A director’s nightmare: Paul Newman’s unusual recurring habit of faking his own death on set

Some actors take themselves and their craft very seriously, and while nobody would ever claim that Paul Newman was ever anything less than 100% dedicated to his day job, he also developed a habit of causing mischief whenever he felt his directors needed to be taught a lesson.

Workplace pranks are a regular occurrence in Hollywood as Brad Pitt and George Clooney have spent decades proving to each other repeatedly, but they didn’t go quite as far as Newman, who was known to have faked his own death on at least three separate occasions.

Nine Academy Award nominations for acting and one win for Martin Scorsese’s The Color of Money indicates that Newman was among the best of his generation at convincing audiences he was somebody he was not. That talent for getting into character was also weaponised to strike fear into the hearts of filmmakers who became convinced their leading man had met an untimely end, which came close to causing a meltdown.
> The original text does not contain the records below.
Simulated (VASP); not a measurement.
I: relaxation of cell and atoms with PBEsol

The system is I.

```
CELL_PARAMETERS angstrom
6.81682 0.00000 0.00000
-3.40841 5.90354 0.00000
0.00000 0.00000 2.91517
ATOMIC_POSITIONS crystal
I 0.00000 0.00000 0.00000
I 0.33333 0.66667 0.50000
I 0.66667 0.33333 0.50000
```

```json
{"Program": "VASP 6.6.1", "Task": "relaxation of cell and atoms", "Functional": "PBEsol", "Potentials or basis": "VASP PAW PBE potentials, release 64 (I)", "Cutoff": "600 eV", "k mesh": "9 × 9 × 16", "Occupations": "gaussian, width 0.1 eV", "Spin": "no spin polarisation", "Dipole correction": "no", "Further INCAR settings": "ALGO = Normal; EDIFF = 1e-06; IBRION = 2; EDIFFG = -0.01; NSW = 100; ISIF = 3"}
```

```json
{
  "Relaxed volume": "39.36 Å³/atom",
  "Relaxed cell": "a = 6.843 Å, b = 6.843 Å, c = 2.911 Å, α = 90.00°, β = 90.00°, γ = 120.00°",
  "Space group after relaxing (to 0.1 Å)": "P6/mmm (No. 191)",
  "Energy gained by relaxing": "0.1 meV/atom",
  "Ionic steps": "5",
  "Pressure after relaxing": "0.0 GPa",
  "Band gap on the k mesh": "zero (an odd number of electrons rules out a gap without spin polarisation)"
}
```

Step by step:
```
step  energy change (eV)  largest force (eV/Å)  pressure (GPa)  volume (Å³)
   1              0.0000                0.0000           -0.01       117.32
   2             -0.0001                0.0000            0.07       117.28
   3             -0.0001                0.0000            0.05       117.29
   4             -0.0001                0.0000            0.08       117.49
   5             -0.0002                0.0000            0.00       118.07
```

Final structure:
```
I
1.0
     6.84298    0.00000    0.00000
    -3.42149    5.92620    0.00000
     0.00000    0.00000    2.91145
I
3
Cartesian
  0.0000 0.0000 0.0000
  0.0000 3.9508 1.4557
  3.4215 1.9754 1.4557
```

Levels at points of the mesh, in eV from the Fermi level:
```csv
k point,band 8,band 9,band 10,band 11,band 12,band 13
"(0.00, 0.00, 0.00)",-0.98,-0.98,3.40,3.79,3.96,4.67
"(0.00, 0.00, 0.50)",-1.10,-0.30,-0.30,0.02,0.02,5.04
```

Newman taking out a full-page advertisement in print to encourage audiences not to watch his feature debut when The Silver Chalice was gearing up for its television premiere showed that he was never one to take himself too seriously, and becoming a renowned prankster was a logical progression from there.

When director George Roy Hill refused to take his script suggestions on board during the filming of Butch Cassidy and the Sundance Kid, Newman responded by sawing his desk in half. When he reunited with the filmmaker and co-star Robert Redford on The Sting, he upped the ante by having Hill’s brand new Chevy cut in two following a disagreement over the ending, even if he graciously bought him a replacement.

Those were more light-hearted hijinks, until Newman raised the stakes when they collaborated again by staging a fatal car accident when Slap Shot was in production. The actor climbed behind the wheel of a wrecked car, made sure word reached Hill, and then climbed out of the vehicle when the director arrived on the scene with a huge grin on his face.

He even pulled the same trick twice on Otto Preminger and John Huston, almost a decade and a half apart, on the sets of Exodus and The Mackintosh Man, respectively. Weary at his ideas being cast aside and ignored, in both instances, Newman made sure the directors were close enough – but not too close – to see a dummy being dropped from a great height.

“In the case of Mackintosh Man, after Huston paid no intention to Paul’s lengthy list of script suggestions, with the cameras turning and Paul performing an active scene 60 feet above the ground, Paul hurled a lookalike dummy through a window that landed on the ground below with a thud, causing Huston to yell ‘Cut!’ and race to the scene,” close friend AE Hotchner shared in his memoirs.

In Exodus, the scene required Newman to fight on top of a balcony, where “a perfect lookalike dummy was adroitly substituted for Paul during the fight.” Once again, the inanimate object landed on the ground near the film’s director with an unsightly thud, with “Perminger so shaken he collapsed and required first aid.”

A little on the morbid side, but faking his own death eventually became Newman’s favoured method of getting one over on his directors. Understandably, nobody wanted to be responsible for killing one of the biggest stars in the business, even if the legendary star was happy to let Hill, Huston, and Perminger think they had.